Tuning is very dependent on the specifications of the particular platform. Intel carefully determines the tuning parameters, and makes them available for autotuning using I_MPI_TUNING_MODE and the I_MPI_TUNING_AUTO family environment variables to find the best settings (see Tuning Environment Variables and I_MPI_TUNING_AUTO Family Environment Variables.
The autotuner functionality lets you automatically find the best algorithms for collective operations. The autotuner search space can be modified by the I_MPI_ADJUST_<opname>_LIST variable (see I_MPI_ADJUST Family Environment Variables).

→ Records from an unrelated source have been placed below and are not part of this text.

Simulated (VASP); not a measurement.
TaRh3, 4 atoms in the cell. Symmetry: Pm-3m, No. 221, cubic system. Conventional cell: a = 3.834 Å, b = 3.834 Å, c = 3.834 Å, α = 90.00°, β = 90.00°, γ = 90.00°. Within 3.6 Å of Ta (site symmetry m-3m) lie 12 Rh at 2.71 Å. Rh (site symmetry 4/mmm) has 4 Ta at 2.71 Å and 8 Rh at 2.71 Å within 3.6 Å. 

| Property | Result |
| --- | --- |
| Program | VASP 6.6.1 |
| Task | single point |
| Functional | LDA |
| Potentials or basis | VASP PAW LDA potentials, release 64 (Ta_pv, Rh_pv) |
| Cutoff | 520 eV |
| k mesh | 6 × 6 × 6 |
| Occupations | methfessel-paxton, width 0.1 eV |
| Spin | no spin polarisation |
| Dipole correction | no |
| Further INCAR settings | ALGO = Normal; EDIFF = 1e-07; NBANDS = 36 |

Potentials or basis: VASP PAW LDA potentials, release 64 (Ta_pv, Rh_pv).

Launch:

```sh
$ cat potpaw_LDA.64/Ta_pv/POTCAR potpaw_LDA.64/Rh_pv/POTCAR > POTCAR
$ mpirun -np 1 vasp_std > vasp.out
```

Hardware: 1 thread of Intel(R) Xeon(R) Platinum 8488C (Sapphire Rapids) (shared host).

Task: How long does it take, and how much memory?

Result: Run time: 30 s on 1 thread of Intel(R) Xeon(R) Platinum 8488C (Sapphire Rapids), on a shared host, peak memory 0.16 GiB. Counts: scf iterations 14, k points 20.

The collectives currently available for autotuning are: MPI_Allreduce, MPI_Bcast, MPI_Barrier, MPI_Reduce, MPI_Gather, MPI_Scatter, MPI_Alltoall, MPI_Allgatherv, MPI_Reduce_scatter, MPI_Reduce_scatter_block, MPI_Scan, MPI_Exscan, MPI_Iallreduce, MPI_Ibcast, MPI_Ibarrier, MPI_Ireduce, MPI_Igather, MPI_Iscatter, MPI_Ialltoall, MPI_Iallgatherv, MPI_Ireduce_scatter, MPI_Ireduce_scatter_block, MPI_Iscan, and MPI_Iexscan.
To get started with autotuning, follow these steps:
Launch the application with autotuner enabled and specify the dump file, which stores results:
I_MPI_TUNING_MODE=auto I_MPI_TUNING_BIN_DUMP=<tuning-results.dat>
Launch the application with the tuning results generated at the previous step:
I_MPI_TUNING_BIN=<tuning-results.dat>Or use the -tune Hydra option.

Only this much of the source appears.